Warren Buffett Latest: All You Need To Know

Posted on March 2, 2016 at 5:19 AM PST by

The billionaire investor Warren Buffet released his latest annual letter to shareholders this past week, and it was a doozy.

The letter was full of optimism, a call to investors to shake off worries about the economy and the country’s future. If anybody was ever long the red, white and blue, it’s the Sage of Omaha. Buffett wrote:

“It’s an election year, and candidates can’t stop speaking about our country’s problems (which, of course, only they can solve). As a result of this negative drumbeat, many Americans now believe that their children will not live as well as they themselves do.

“That view is dead wrong: The babies being born in America today are the luckiest crop in history.”

buffett latest

He continued: “American GDP per capita is now about $56,000. As I mentioned last year that — in real terms — is a staggering six times the amount in 1930, the year I was born, a leap far beyond the wildest dreams of my parents or their contemporaries. U.S. citizens are not intrinsically more intelligent today, nor do they work harder than did Americans in 1930. Rather, they work far more efficiently and thereby produce far more. This all-powerful trend is certain to continue: America’s economic magic remains alive and well.”

But the really big takeaway was not about the economy, the elections, the insurance business (which, technically, is his purview) or even the many interesting insights he had on specific investments held by his firm, Berkshire Hathaway.

No, it was this: You should buy stock and hold on to it. Little else in the investment world will serve you as faithfully and as well as a broad, well-diversified investment in the stock market.

“In America, gains from winning investments have always far more than offset the losses from clunkers. (During the 20th Century, the Dow Jones Industrial Average — an index fund of sorts — soared from 66 to 11,497, with its component companies all the while paying ever-increasing dividends.)”

Rugged and basic

The short version of Buffett’s latest wisdom can be boiled down to two simple ideas. Own stocks. Don’t trade.

If you own stocks through, say, an index fund, you will inevitably over time enjoy what’s known as “beta” return, the inevitable increase in the intrinsic value of stocks over time. Meanwhile, chasing “alpha,” that is, extra returns through trading, is a costly and high risk endeavor, one that too often is an outright waste of time.

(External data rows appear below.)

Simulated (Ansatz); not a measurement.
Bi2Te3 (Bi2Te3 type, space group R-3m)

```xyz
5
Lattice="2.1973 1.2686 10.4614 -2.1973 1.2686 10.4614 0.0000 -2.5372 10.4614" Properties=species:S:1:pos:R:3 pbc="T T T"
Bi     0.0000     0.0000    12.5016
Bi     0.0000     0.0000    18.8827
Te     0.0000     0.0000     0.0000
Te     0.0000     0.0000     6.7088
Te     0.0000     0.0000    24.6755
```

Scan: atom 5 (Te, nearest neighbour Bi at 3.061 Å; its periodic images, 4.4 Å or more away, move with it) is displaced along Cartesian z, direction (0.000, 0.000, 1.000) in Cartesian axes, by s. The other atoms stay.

This is exactly why Buffett himself tells his heirs to put their savings into index funds and just let it go. Over decades, the winners far outpace any losers. You win no matter what.

Portfolio construction, rebalancing, low-cost investing — all of these features are nothing more than extensions of a very  basic, very ruggedly built investment philosophy, often repeated by Vanguard founder John Bogle: “Don’t do something, just stand there!”

An idea with which Buffett would wholeheartedly agree, no doubt.